Tug accident probe continues

Investigators consider river currents, radar, possible human error

February 28, 2002|By Chris Guy | Chris Guy,SUN STAFF

ELK NECK STATE PARK -- Coast Guard experts are looking at everything from river currents to radar systems to potential human error as they investigate Monday's fog-blanketed collision between a 20,000-pound cargo ship and a flotilla of tugs and barges -- an accident that left four crewmen missing.

Reconstructing the crash scene will be an arduous task, involving dozens of interviews with surviving crewmen from the sunken tug Swift and with those who manned the A.V. Kastner freighter, Lt. Blake Welbourne, a Coast Guard investigations instructor, said yesterday.

"This is very unusual, with four fatalities," said Welbourne, who teaches at the Coast Guard training center in Yorktown, Va.

He is not directly involved in the Elk River investigation, but his students have included the lead investigator there.

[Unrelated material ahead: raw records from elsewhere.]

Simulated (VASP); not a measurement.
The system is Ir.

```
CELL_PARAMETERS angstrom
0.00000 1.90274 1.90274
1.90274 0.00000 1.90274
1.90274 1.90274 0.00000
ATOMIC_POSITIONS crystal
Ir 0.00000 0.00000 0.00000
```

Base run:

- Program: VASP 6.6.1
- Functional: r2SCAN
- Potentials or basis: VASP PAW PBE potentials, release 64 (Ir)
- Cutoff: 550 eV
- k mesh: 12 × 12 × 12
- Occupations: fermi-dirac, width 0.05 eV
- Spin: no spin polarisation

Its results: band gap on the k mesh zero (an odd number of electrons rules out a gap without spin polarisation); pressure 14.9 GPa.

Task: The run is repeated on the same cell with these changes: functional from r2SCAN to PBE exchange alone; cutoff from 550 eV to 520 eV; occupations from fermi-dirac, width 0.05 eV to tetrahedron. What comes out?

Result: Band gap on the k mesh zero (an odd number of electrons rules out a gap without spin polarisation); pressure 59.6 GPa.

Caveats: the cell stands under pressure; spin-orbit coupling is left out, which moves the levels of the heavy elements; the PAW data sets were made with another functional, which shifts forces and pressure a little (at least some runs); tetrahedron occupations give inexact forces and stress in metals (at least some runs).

"This will get a lot of attention because of the loss of life," he said. "The maritime industry has a good safety record, but that's not to say this isn't a dangerous business."

As the Coast Guard continued its investigation, salvage crews said they might raise the sunken 60-foot tug as early as tomorrow, if a 140-foot crane mounted on an A-frame barge arrives from Norfolk, Va., and other marine equipment from New Jersey.

"What they're saying now is that if all the equipment gets here and is in place today, everything should be ready to go," said Petty Officer 1st Class Patrick Montgomery.

The Coast Guard, the Maryland Department of the Environment and other agencies are working from this remote state park about three miles southwest of the site where the Kastner collided with the Swift. Five people traveling on the Swift survived, according to the Coast Guard.

Divers check wreckage

While divers from a New Jersey salvage company continued gingerly investigating the wrecked tug, Coast Guard officials huddled in a mobile office, working out a detailed plan for retrieving the stricken vessel. Officials gave up the underwater search for the four missing crewmen at sunset Monday.

Lt. Russ Bowman, who is heading the Coast Guard's investigative team, refused to speculate on a cause of the collision.

Throughout the day, a Maryland Department of the Environment emergency response team cruised the river, monitoring the accident site for any sign that the Swift might be losing any of nearly 4,000 gallons of fuel believed to be on board.

Lying on its side in the 35-foot shipping channel about a mile from the Chesapeake and Delaware Canal, the Swift and a barge submerged nearby have halted traffic on the important artery for the port of Baltimore. The canal links the upper Chesapeake with Delaware Bay.

Hauling gypsum

The Kastner was hauling a load of gypsum, a material used to make drywall, from Canada to Baltimore, when the crash occurred.

The ship sustained damage to its bow above the waterline and is docked in Baltimore.

Welbourne said investigators will closely scrutinize documents from the cargo ship to determine speed, rudder position and other factors that might have played a role in the crash.

"I'm not familiar with that location, but there are lots of elements -- tides, currents, wind, visibility, the mechanical condition of the vessels and their radar systems, the inspection records of the tugs and barges, you name it," he said.

Other key witnesses might turn out to be nearby residents, Welbourne said.

Some, startled awake by the sound of the crash, reported fog so thick they could not see the accident. Still, their accounts could help establish the timing of events.

Once the Coast Guard's investigation is complete -- and Welbourne says it's impossible to say whether it will take days or weeks -- the Maryland Port Board will conduct an inquiry.

That nine-member panel regulates and licenses 60 bay pilots who guide cargo ships in the Chesapeake Bay.

Bay pilots' view

Timothy M. Cober, a licensed bay pilot, was directing the Kastner at the time of the crash. The bay pilots association claims that the Swift, toward the rear of a group of barges, strayed into the freighter's path.

"The Coast Guard's investigation is primary here, they're the experts," said Mark Feinroth, assistant secretary for the state Department of Labor, Licensing and Regulation, which oversees the appointed board.

"I don't know when we've ever had a situation this serious, certainly nothing like this," said Feinroth. "The last time there was disciplinary action against a pilot was in 1989. We expect the Coast Guard to move fairly quickly since this is such a big case. We'll work with the Coast Guard's report."